Investors appear to be falling out of love with the once high-flying FAANG stocks.
Since May 6, when the Trump administration announced it will ratchet up tariffs – from 10% to 25% – on $200 billion worth of Chinese goods, the NYSE FANG Index (^NYFANG) has slid 11%, despite Facebook and Netflix having no direct exposure to China. That performance is far worse than the S&P 500 Index’s (^GSPC) 2.4% drop over the same period. FAANG stocks include Facebook (FB), Apple (AAPL), Amazon (AMZN), Netflix (NFLX), and Google (GOOG).
“I don’t think FAANG is dead,” Kristina Hooper, Invesco’s chief global markets strategist, said on Yahoo Finance’s The First Trade. “But it makes sense that it’s taking a pause.”
“We have to recognize that there’s an economic policy uncertainty story here,” Hooper says, “which is the longer these trade wars go on, we’re likely to see [capital expenditure] go down.”
Hooper points out that lower business investment could lead to lower productivity and that could impact stocks, whether or not they have exposure to China.
The software play
Ari Wald, Oppenhiemer & Co.’s head of technical analysis, says there’s still a play for tech, despite the China risk. “I think instead the real theme here is software,” Wald says.
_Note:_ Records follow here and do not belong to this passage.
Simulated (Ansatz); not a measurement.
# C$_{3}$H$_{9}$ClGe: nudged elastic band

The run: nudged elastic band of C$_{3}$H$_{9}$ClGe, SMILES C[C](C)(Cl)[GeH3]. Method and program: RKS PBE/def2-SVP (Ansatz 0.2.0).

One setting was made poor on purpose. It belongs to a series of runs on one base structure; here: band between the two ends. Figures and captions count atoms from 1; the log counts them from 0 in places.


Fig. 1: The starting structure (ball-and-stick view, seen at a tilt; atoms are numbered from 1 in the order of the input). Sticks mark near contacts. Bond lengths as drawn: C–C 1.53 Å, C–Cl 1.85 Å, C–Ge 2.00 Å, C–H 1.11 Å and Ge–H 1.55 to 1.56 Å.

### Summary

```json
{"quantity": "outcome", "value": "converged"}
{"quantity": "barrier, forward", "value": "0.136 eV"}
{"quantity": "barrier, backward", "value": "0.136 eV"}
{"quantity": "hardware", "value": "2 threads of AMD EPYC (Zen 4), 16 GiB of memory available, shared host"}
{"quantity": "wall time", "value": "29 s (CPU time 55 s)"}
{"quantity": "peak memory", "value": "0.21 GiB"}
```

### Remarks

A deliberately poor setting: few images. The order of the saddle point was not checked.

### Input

Wald says higher-growth companies should receive a premium in a low-growth world. “We see U.S. interest rates anchored by even lower rates overseas and in that environment, I think tech continues to outperform.
Hooper says tech’s exposure to China is exactly the thing that makes it attractive. “[The tech sector] is likely to continue to get beaten down over U.S.-China trade war concerns, so that spells opportunity.”
“If we expect growth to go down this year,” says Hooper, “we’ll be looking for areas like tech to provide that attractive growth level.”